Reprinted from SI Latino

Bo-FO! Bo-FO! Bo-FO! The familiar chant rings through the packed concrete walkways of the Estadio Jalisco like a church hymn. Bo-FO! Bo-FO! Bo-FO! It's half an hour before kickoff of the Clásico Tapatío, the bitter Guadalajara rivalry between Chivas and Atlas, and Chivas fans are frothing in anticipation. Only this time the object of their affection isn't their beloved forward Adolfo (El Bofo) Bautista. In fact, it's someone else entirely.

It's me.

I'm wearing a red-and-white striped Chivas jersey and a red bandanna that resembles the distinctive headband worn by El Bofo himself. So I decide to have some fun. First I raise both arms and bow to my admirers. Then, knowing that my noggin is shaved just like El Bofo's was last season, I theatrically remove my bandana and model for the masses.

The crowd erupts. Bo-FO! Bo-FO! Bo-FO! Now they're mine. By the end of the night, as we celebrate a rousing 2-0 Chivas victory in front of 65,000 fans, I'm jumping up and down with my arms around the shoulders of two guys I've never met before. Two guys who've welcomed The Gringo Bofo like any other member of Chivas's famed Rebaño Sagrado (The Sacred Flock).

And so it goes, just another day in my excellent Mexican soccer adventure.

***************

The idea was simple enough: In the tradition of the film Y Tu Mamá También, in which the actors Diego Luna and Gael García Bernal embark on a road-trip of discovery across Mexico, I would do the same thing with Mexican soccer stadiums. In 10 years as the soccer writer for Sports Illustrated, I'd had plenty of fantastic experiences: traveling with the notorious fans of Boca Juniors in Argentina; interviewing David Beckham, Ronaldinho and Ronaldo; and surviving a deadly riot between Celtic and Rangers supporters in Scotland. But while I had spent plenty of time covering the Mexican national team, I knew embarrassingly little about the Mexican league.

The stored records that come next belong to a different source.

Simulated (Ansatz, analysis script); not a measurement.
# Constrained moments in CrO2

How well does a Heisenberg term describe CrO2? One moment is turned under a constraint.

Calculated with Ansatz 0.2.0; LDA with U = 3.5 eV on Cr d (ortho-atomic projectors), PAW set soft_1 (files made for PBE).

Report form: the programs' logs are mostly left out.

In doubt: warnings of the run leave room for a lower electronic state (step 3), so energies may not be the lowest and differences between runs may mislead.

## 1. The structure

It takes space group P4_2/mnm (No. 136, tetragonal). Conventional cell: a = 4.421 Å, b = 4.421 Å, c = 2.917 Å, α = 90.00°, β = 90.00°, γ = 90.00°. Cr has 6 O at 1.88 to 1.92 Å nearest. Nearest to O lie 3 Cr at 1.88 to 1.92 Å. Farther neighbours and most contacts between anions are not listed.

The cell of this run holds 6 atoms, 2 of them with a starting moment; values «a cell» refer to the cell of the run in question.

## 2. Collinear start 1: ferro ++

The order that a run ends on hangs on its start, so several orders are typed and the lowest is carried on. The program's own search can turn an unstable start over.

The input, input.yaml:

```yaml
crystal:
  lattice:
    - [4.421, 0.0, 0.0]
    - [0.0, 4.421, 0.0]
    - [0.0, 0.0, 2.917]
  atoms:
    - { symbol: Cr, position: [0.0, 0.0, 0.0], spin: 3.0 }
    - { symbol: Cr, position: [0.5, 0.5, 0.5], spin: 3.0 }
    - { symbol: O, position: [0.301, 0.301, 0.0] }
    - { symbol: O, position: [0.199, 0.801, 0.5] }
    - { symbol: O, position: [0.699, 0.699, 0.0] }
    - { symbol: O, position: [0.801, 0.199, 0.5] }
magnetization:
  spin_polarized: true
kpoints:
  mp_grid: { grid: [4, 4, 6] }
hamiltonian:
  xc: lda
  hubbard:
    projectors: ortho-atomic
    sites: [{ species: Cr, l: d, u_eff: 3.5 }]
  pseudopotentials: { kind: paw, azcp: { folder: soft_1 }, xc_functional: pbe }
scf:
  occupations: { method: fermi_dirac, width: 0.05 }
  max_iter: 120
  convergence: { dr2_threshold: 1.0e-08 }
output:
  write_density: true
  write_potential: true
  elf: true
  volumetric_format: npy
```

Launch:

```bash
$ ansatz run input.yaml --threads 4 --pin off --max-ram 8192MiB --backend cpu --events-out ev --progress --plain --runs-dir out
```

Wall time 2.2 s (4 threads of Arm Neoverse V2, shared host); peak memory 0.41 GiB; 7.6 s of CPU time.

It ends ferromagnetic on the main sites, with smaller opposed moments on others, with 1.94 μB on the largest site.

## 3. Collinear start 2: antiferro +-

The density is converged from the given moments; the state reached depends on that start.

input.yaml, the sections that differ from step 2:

Clearly it was time to rectify that. And so, three days after finishing my month-long coverage of the NCAA basketball tournament, I enlisted a fellow road-trip expert -- my college roommate, Jon-Claud Nix -- who joined me and photographer Simon Bruty in a crappy rented blue Nissan Sentra on our own journey of soccer discovery. Over two weeks in April we'd see four games, drive 905.8 kilometers and hit the three largest cities in Mexico. We'd hurl creative insults in the rain with the loyal supporters of Monterrey, learn how to taunt Atlas fans from a Chivas legend and imagine that we were Diego Maradona scoring against England -- while standing on the same Estadio Azteca grass where he performed his eternal feats of magic.